New York Poker Bill Must Pass Assembly

Senate Bill S3898, introduced and sponsored by Senator John Bonacic, will allow for some interactive poker games to be legal in the State of New York. The bill was originally introduced to Racing, Gaming and Wagering on January 27, 2017. On June 13, 2017 the bill was passed in the Senate by a 53-9 vote. This bill has previously died in the Senate three times, back in 2014, 2015, and 2016. Although the bill has passed in the Senate before this is the first time that the bill has made it to the Assembly.

The bill claims that some interactive poker games are not games of luck; rather these games are games of skill. Two games of particular focus are online “Texas Hold’em” and “Omaha Hold’em.” This bill would enable the New York State Gaming Commission to award 11 licenses to online poker operators. These online poker operators could work alongside other online poker operators in other states that allow for legal online poker with similar regulations.

Currently, online poker gambling is illegal in the State of New York. This bill would enable the State of New York to oversee activities that are already occurring. New York could then regulate how these activities occur and make money for the state in the process. The State of New York would receive additional revenue with the passing of this bill. The bill’s proposed tax rate is 15 percent. In addition to tax revenue from the online poker industry there would be additional revenue from the required licenses fees that are correlated with an online poker industry.
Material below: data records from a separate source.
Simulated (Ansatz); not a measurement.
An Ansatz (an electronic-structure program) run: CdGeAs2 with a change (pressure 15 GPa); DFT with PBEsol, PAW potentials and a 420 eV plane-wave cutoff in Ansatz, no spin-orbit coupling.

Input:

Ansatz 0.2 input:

Operators who want to participate in this legal online poker industry will be required to meet high standards which will be set by the State of New York. These operators will have to offer a limited amount of games, and the games offered must require a high level of skill. Operators will have to prevent minors (anyone under the age of 21) from participating in their online poker games. For those members who are allowed to participate, operators will be required to prevent compulsive gambling and protect their consumers.